How Will UAW Strike of the Big Three Automakers Play Out?

By Tim Murphy - Skoler Abbott P.C.

September 19, 2023

Thirteen thousand auto workers  – represented by the United Auto Workers (UAW) – went on strike September 15th at plants in Michigan, Ohio and Missouri after rejecting contract offers from the Big Three automakers, Ford, GM, and Stellantis NV (formerly Chrysler).

New President Shawn Fain called the strike after characterizing the contract offers by the Big Three – reportedly including wage increases of 20% over four years a “no-go”. The UAW initially sought aggressive 40% pay increases over four years and a 32-hour work week, citing inflation and record company profits as justification.

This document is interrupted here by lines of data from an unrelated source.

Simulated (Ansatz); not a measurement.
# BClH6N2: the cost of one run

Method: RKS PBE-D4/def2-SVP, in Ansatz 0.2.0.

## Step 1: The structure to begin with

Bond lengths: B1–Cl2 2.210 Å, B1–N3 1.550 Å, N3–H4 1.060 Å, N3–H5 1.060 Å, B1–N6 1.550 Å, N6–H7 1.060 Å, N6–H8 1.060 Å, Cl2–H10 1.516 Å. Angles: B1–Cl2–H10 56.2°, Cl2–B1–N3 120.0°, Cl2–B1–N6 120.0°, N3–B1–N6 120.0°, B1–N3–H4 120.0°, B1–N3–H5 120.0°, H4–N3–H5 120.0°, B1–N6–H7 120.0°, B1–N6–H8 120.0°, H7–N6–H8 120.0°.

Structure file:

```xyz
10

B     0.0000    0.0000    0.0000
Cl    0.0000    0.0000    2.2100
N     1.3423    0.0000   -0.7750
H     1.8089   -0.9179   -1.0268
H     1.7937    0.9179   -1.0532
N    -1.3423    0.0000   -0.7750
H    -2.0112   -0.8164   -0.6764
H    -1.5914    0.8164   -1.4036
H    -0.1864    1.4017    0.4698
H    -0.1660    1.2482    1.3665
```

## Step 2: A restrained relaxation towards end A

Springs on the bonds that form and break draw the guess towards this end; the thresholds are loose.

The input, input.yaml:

While there is nothing unprecedented about an UAW strike of the Big Three, there are two novel aspects of this one. First, this is a partial strike. Only three plants were struck idling just 13,000 of the approximately 146,000 UAW-represented auto workers. Second, the strikers are employed by each of the Big Three: GM operates the struck Wentzville Assembly Plant in Missouri, Stellantis N.V. runs the Toledo Assembly Complex in Ohio, and the struck Michigan Assembly Plant outside Detroit is Ford’s. These UAW tactics are new as past strikes have targeted just one automaker at a time with all of that automaker’s plants being struck at once.  

The UAW’s tactics leave more than 130,000 UAW members working under expired contracts at the three companies. (Federal labor law requires that employers retain the status quo under expired contracts, preventing them from changing workers’ pay or working conditions until a new contract is reached.) This gives the UAW flexibility to strike more plants as negotiations proceed and also allows it to preserve its strike fund.

At the same time, the UAW has opted to take on all three automakers simultaneously for the first time. The automakers have options too. They have laid off non-striking UAW members due to supply chain issues and may choose to lock out UAW workers or replace them because of the effects of operating without a new contract. It’s a high stakes game whose ripple effects may threaten the greater economy. Time will tell if the UAW’s tactics pay off.

The UAW’s aggressiveness reflects a spike in labor activism, as American workers, spurred by tight labor markets and impacted by inflation, press for better pay and benefits.

Finally, the most interesting backstory here to me is how will this strike and its eventual settlement position the Big Three and their UAW-represented workers to cope with the biggest disruption to the vehicle market in decades: the transition to electric vehicles. Will the Big Three and their workers be left (further) behind non-Union Tesla and non-Union foreign EV manufacturers because of labor costs? Will US taxpayers be bailing out the Big Three again in 2033 because of decisions made at the bargaining table in 2023? Time will tell.